Ok, that makes more sense. In my case, the md array is the entire drive,
minus partition and boot sector header, which is why I expected scanning
that would be good enough.
But as been pointed out already, it's very possible that the bad
sectors happened either on the parity drive that didn't get scanned, or
the unused space before the md array data actually starts on the drive.

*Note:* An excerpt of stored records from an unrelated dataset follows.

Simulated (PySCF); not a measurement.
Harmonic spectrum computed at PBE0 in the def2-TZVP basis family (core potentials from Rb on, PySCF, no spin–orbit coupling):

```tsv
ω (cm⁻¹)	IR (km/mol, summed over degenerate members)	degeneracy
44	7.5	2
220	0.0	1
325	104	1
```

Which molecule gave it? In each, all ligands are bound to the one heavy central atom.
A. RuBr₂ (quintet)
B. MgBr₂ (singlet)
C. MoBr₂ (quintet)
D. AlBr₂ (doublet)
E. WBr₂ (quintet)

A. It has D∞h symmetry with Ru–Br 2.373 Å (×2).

> Or just ignore them.  You aren't using them, so they can't hurt you.
> However, do look at the sector numbers in the SMART reports to make sure
> they aren't in the data area.  (If you aren't using the whole disk for

The smart scan log for that drive didn't seem to show where said bad
sectores were (smartctl -a, log at the end). Either way, now they've
been remapped, so it's fine.

On Tue, Jun 07, 2016 at 03:57:31PM +0200, Andreas Klauer wrote:
> On Mon, Jun 06, 2016 at 10:41:13AM -0700, Marc MERLIN wrote:
> > Howdy, I have a raid 5 where one drive reported this:
> > 197 Current_Pending_Sector  0x0032   200   199   000    Old_age   Always -       29
> 
> RAID survival depends on healthy drives. This one does not look healthy. 
> If the data on your RAID is important, I'd replace this drive. Getting 
> this count back down to zero doesn't make it any more trustworthy.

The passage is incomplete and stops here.